A re-creation of a 1952 school lunch with a bread roll, made-up powdered milk, and deep-fried whale. (© Japan Sport Council)
A re-creation of a 1952 school lunch with a bread roll, made-up powdered milk, and deep-fried whale. (© Japan Sport Council)

Agepan

These deep-fried bread rolls coated with kinako soybean flour and sugar are a favorite with all generations. Once, if children were sick, friends who lived nearby would deliver some of their school lunch, including bread. A school cook in Tokyo got thinking about what he could do to keep the bread tasty and stop it from going hard, and invented the agepan in 1952. The sweet bread had a stunning impact and became part of the menu nationwide in the early 1960s. It is still popular today and can also be purchased in many convenience stores and supermarkets as a ready-made snack.

Milk

In the immediate aftermath of World War II, skim milk made from powder was served in school to provide children with nutrition. It did not dissolve well, often burned when heated in a pan, and gave off a distinctive odor after it cooled that many children disliked. Eventually, a system to supply domestically produced milk was established, and following a 1964 directive, schools progressively made the switch from powdered to fresh milk.

Soft Noodles

The school lunch staple popularly known as sofuto men (soft noodles) came in individual plastic packs, which were transferred to dishes and served with curry sauce or meat sauce. These noodles were first produced around 1960 by a Yokohama manufacturer in response to calls within the industry to include the food in school lunches. To overcome the shortcoming of noodles going soggy when they were cooked too long, it used hard bread flour and a special method of steaming noodles and soaking them in cold water before boiling. With the emergence of udon and Chinese noodles (Chūka men) made with special flour, soft noodles largely disappeared from the menu.

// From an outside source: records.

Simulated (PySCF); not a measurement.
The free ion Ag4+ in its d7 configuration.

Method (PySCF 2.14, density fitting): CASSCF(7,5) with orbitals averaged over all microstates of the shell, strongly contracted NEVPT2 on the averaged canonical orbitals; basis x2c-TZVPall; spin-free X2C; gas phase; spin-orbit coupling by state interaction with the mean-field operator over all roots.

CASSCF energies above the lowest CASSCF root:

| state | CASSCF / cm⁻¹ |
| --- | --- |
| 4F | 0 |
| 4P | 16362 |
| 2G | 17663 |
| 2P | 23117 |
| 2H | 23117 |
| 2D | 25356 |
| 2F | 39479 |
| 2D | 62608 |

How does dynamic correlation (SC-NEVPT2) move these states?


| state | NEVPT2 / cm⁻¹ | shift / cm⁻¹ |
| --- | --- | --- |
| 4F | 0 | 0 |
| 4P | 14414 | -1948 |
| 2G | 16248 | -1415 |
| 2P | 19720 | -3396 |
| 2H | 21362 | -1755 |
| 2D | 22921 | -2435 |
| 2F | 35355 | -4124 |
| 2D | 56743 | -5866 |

A re-creation of a 1965 school lunch including bottled milk and soft noodles. (© Japan Sport Council)
A re-creation of a 1965 school lunch including bottled milk and soft noodles. (© Japan Sport Council)

Rice

Today, it goes without saying that rice is a part of school lunches in Japan, but this only became the case more than 30 years after the end of World War II. In the immediate postwar years, rice crop failures prevented making the grain a standard part of meals. From 1965, while there were improvements in rice production technology, the high-paced growth of the economy led to the Westernization of diets and large rice surpluses. As a way to use these up, the use of rice in school lunches was debated and then adopted formally nationwide from 1976. At first, bread remained the main staple in many schools, but with the introduction of increased discounts for school lunch usage in 1979, rice spread to become a new standard.

Elementary school students eating lunches including rice in Mashiko, Tochigi, in 1978. (© Japan Sport Council)
Elementary school students eating lunches including rice in Mashiko, Tochigi, in 1978. (© Japan Sport Council)

With the introduction of rice in lunches, cooking it was outsourced to bread factories. Photograph from 1978. (© Japan Sport Council)
With the introduction of rice in lunches, cooking it was outsourced to bread factories. Photograph from 1978. (© Japan Sport Council)

At the same time, while many schools were serving rice at school lunches in the 1980s, family restaurants caught on and Western food became more prevalent both in homes and when eating out. Reflecting this, in 1983 the Ministry of Agriculture, Forestry, and Fisheries advocated a Japanese-style diet, which would combine rice as a staple with side dishes influenced by other countries, while maintaining the traditional food culture. School lunches consequently became more diverse.